In Isaiah 45:20, now this is a part of what the prophet writes here. He says, “They have no knowledge,” in other words they are ignorant.  People are ignorant who worship false gods, who make graven images, who pray to a god who cannot save. They are without knowledge, they are ignorant who pray to a god or call upon a god who does not have the power to save or to hear.


And then verse 21 says, “There is no God beside me.  I am a just God and a Savior.”  Now get that.  “I am a just God and a Savior.  There is none beside me.”  There is none other God but one. The Lord our God is one Lord, one Lord.  And he said, “I am a just God and I am a Savior.”


Now, verse 22.  Here is the verse I want you to listen carefully to, most carefully.  “Look unto me and be ye saved all the ends of the earth for I am God and there is none else.  Look unto me and be ye saved all the ends of the earth for I am God and there is none else.”

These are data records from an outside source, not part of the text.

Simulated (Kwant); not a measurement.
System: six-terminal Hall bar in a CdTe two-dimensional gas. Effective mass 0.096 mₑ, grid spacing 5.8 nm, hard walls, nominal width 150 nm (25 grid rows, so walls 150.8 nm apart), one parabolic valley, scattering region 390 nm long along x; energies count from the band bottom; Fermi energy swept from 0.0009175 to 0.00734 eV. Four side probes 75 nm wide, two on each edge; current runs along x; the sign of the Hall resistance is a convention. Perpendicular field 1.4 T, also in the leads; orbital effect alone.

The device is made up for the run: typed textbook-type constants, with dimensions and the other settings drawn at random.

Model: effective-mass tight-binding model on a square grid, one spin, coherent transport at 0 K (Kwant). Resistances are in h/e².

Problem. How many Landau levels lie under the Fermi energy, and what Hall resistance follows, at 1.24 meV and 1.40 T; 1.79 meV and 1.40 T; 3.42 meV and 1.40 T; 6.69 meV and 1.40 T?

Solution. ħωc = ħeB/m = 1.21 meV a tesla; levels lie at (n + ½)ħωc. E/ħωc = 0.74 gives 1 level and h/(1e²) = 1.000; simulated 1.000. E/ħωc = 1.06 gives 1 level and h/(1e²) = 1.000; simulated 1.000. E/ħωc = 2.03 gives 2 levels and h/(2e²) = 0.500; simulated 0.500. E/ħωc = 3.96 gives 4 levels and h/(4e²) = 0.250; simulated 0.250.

Charles Haddon Spurgeon was, perhaps, the greatest preacher since the apostle Paul. He preached the gospel to literally thousands and thousands of people. He pastored one of the largest churches in Europe and his sermons are still read by  nearly every preacher and preachers who do not read his sermons at least know who Charles Haddon Spurgeon was.  But this man was...he was raised in a Christian home. His grandfather was a Presbyterian preacher. And Spurgeon read the Bible. He read all of the old writers.  His grandmother taught him the hymns of the Church.  He was a brilliant boy and he used to memorize the hymns. His grandmother would give him a penny to memorize a hymn and he was memorizing so many of them that finally she gave him a penny for every five hymns he memorized.  But he was raised in a Christian home. His grandfather was a prominent Presbyterian preacher.  He read the old classics and the old puritans.  He read the Bible.  He studied. 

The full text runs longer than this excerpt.